Steam's Store Is A Hot Mess

Steam is great for so many things. Online play, copy-protection, update management, silly sale prices. You know what Steam's not great at? Being a store.

I'm not talking about knowing knowing what game you want to buy, opening up Steam and buying it. That's easy, and not even Steam's gross design and cluttered UI can stand in your way. I'm talking about those days where you fire up your PC, have $10 to spend and want to check out what's new or interesting.

PC gaming isn't like console or handheld gaming. It's not pegged to a release schedule of major games. In 2014 PC gaming is a wild and varied thing, with blockbuster releases joined by a seemingly never-ending flood of indie games and early access experiments.

Steam's Store Is A Hot Mess

This variety and volume of content means Steam's marketplace has evolved into something closer to the kind of offerings you find on Apple or Google's mobile marketplaces. Huge volumes of new titles that, if simply laid out as they were released, would overwhelm the consumer.

But Steam's client design has not evolved with it. And that's where the problems come in.

Those mobile stores may be inundated with games - many of them small in scale, and let's be honest, not that great - but they both have ways of tackling the volume of content and presenting the consumer with a clean, clear and useful means of choosing what game to buy.

First and most importantly, they curate content. Teams at Apple and Google are testing out these games and recommending which ones they like, placing those recommendations in a prominent area on their store. Their tastes might not automatically align with yours, but when someone's job is to recommend games, whatever they're picking might at least be worth a shot.
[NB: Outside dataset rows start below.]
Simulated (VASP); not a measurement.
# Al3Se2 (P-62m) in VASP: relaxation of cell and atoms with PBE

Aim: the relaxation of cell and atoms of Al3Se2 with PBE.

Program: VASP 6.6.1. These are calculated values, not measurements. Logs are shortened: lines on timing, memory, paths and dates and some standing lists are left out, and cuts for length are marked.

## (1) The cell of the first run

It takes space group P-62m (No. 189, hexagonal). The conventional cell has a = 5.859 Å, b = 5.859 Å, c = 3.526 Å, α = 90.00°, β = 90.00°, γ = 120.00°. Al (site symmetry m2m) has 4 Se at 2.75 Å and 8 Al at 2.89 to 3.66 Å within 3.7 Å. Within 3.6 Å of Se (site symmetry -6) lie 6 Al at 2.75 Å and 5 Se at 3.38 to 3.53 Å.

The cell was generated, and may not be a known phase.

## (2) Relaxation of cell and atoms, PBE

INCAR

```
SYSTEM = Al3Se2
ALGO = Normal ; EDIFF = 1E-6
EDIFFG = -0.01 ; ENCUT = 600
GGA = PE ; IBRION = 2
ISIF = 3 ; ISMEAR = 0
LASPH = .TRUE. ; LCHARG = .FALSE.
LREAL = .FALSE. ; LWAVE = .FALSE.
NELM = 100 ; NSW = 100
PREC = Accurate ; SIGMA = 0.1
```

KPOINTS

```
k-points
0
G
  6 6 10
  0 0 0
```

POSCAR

They also clearly and easily organise recent releases into genres. Visit the App Store, for example, and (at time of posting, at least) you'll see, there on the main front page, perhaps the platform's most popular type of game, the "endless runner", given its own section, with new and classic entries included.

Google's store even gets proactive and will prominently recommend content to you based on your rating and purchase history.

Now look at Steam. It's primary PC client is a mess.

The two-column arrangement is distracting and inefficient, with content on the smaller right side of the screen often lost as consumers scroll down the page.

It's also too heavily slanted towards major, promoted releases. Those games - the big ones, the ones that can afford to splash advertisements across the stop of the store - will and should be given top billing. But they don't need to be taking up the entire screen when you first start the client.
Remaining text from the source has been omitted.